But there are also far more important ant practical applications of stage magic to a metaphysical setting.

The first one is what can be learnt about the dynamics of performance, essentially all readers are performers, yet few realise this. I will not talk about this aspect here, as I intend to cover this in a future article.

Structure. A magical 'effect', trick or performance relies upon structure. There is a clear beginning, middle and end and their is a mechanism in this structure. Understanding this from my training in magical performance has really opened my eyes to how a lack of structure and mechanism in genuine magical work leads to failure. I now look at my occult researches with a more analytical eye. I look for what works and what is unnecessary 'window dressing'. I look for the mechanism. I look for the structure. This allows me to refine and make the work more pure; more effective.

Bringing Magic to the world. Magick for me was always a solitary pursuit, it involved me getting lost in the labyrinth of my own mind. It left me misplaced and wandering; directionless and alone. Performing magic to audiences led me to a fundamental realisation. The performance of magic gave people and experience of something that was beyond their mundane reality. It opened the gates to possibilities. Whatever your background, you will probably agree with me that we live in a world devoid of magic. One of our first experiences of leaving childhood is to have magic taken from us. Without magic the world is not only a greyer place but a more dysfunctional one. Cutting the umbilical chord to a 'greater reality' is the cause of much of what is wrong with our greedy, materialistic and war-torn world. This statement may be more contentious, but no less true.
As magicians of any description, it is our task to restore magic to a world where it is denied. We may do this with a card trick, or a creative visualisation of other realities. No matter what the tools, we are exercising our 'calling'. Many traditional magicians will have jumped ship by now. This does not concern me, as they do not have to swim too far to shore. Also, some of  you who have a background in 'real' magick, will find the ideas presented here difficult to assimilate, or at least confusing. I would argue that the work is worth the result, and I say this from personal experience.

From the magician Dedi performing the 'cups and balls' trick as genuine magic in the courts of ancient Egypt, through to the mechanical devises found at the Delphic oracles, Scots 'exposure' of conjuring in Elizabethan Europe - right up to modern day 'debunking' of psychics using electronic equipment - Magick and Magic have always held hands throughout history.
For one simple reason; magic is unpredictable. It is unpredictable both in terms of timescale and effect. Magic cannot be simply 'turned on' at command and it's results are rarely exactly what the magician intended (but were intended for the magician). So when the revered ancient Shaman performed to his expectant audience, believe me, he had 'a back up plan'. Not because he (or indeed she) was a charlatan, but because it was his job to make the magical universe apparent to those who did not have the luxury of time or education to experience these things first hand. A shaman who turned to his 'audience' and said "Something may happen at some point in the future, but I cannot tell you the exact nature of it..' would simply have been 'booed off the stage'. I think to loose this mechanism of bringing real magic into the lives of those deprived of it is not a good thing. We should not let our beliefs erect a wall of sincerity and stop us in our task of bringing magic into other's lives. This never bothered Crowley, and it is my opinion that it should not bother you, particularly in the exploration of magick in a social setting. I am not presenting this as a 'fact' but as my opinion. However, I think it an opinion worthy of consideration.
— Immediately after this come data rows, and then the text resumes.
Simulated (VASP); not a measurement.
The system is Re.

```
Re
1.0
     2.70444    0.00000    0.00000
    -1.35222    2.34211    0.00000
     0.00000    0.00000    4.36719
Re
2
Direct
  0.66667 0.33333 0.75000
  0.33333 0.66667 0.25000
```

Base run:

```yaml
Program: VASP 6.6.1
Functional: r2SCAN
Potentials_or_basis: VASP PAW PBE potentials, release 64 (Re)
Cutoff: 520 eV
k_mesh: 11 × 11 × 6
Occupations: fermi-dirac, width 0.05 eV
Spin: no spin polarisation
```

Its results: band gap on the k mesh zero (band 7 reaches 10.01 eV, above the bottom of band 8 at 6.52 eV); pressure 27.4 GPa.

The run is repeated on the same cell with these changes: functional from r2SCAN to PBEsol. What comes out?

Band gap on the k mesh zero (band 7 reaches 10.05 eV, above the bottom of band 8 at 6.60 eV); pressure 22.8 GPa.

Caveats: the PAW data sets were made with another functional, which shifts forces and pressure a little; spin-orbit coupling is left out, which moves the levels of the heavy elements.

Let us look at this for a moment from the perspective of the person you are 'performing magic' for. I am performing magic to a small group of people sitting around a table in a bar. The shrine and the altar are some way away and I am out on the street opening portals of imagination with 'everyday' people. I am a seasoned performer, so I am not presenting the magic as a trick, or a puzzle. I am showing them magic! I am telling them that this magic is real - because from the perspective of their experience; it is. Why should I deny them this experience of a more magical dimension? Many would disagree, and this is their right, but I would see this as some perverse form of cruelty.
The audiences eyes widen, their mouths open and they are speechless (well, on a good night anyhow). They have had a experience that has been dormant since their childhood; an experience of magic. They do not ask me how it was done as it is not a trick, but a genuine experience. I leave it this way, they go, a seed of possibility has been planted. If I have done my work well, this seed will grow into a fully fledged paradigm shift; I have been a magician!

Some magicians will unwittingly deny themselves of this experience; 'and for my next trick', some magicians will deny the existence of magic, which only leads you to the question of why are they then performing it. Some magicians who are sincere in their belief in a magical reality, will shun such work as dishonest and somewhat despicable. Both group will be denying the shared legacy of magical history.

Somewhere in the middle ground exists the more anarchistic magician, the child of the trickster gods of antiquity. Someone who is free to explore a range of techniques to re-establish magic. I know of several of these people, and I am inviting you to open your mind and spend a little time in their company.

Bring magic into the world and use what ever tools you need to achieve it. The task is too important for you to fail at it.  

Magick for Magicians. 

This is the other side of the coin, and thankfully, it is easier to discuss.

It is my view that magician should perform magic. Those of you who have read anything I have written before are free to go home and have an early tea at this point. What I mean by this is that the most hollow and useless thing a magician can do is perform a 'trick'. To a good proportion of the audience it is annoying, and to another percentage it is dull. Annoying because you are belittling the audience, setting them a puzzle that they cannot solve (and nor could you before you bought the trick), you are parading your ego and claiming some transitory superiority that your polite audience will not thank you for. Dull, because we perform in an age of 3d Films, virtual reality computer games, entire libraries and entertainment systems that we carry around in the palm of our hands. All of these readily available toys thrown up by our culture can perform far better tricks than the most accomplished magician. Yet these transitory novelties leave us empty; wanting more. They do not bring us magic.

I am going to shout from my soapbox at this point and say that if you are a magician who denies the existence of magic, you have no right calling yourself by that title; leave it to those who do.

So for the magician, a grounding in the esoteric is essential, as this is where true magic is to be found.
There is a big difference performing magic from the point of view of a reductive and rationalist view of the universe and from a metaphysical understanding of (true) reality. *

*by this I mean the reality behind material illusion - it is all energy waves!

Which do you think is the best foundation for performing magic; magic that is a transcendental experience for the audience? Surely, magic by its very definition should transcend. If we keep pinning it down to materialism ('it is just a trick') we are hearing but the faintest echo of our calling.

What does a magician do?


The discipline of Magical performance has a great deal to teach the metaphysician in the structuring and mechanics of his or her work. Magical performance (in my view) should be seen as a useful tool for the working magician to have a social context, to use whatever method is necessary to awaken magic in the  slumbering mind and go someway to redressing balance in our materialistic society.

The occult knowledge of magick is necessary to transform the amateur magician into a binger of wonder, mystery and true magic. I believe that magical performance is a means to an end and that end should be made conscious.

Both performing magicians and esoteric workers derive their art from the same root; an inheritance that did not make the distinctions that we make today.

There is a largely unexplored field of potential that exists between these two poles; a place to meet and exchange ideas, a place to forge a new magic that can transform us and those we meet.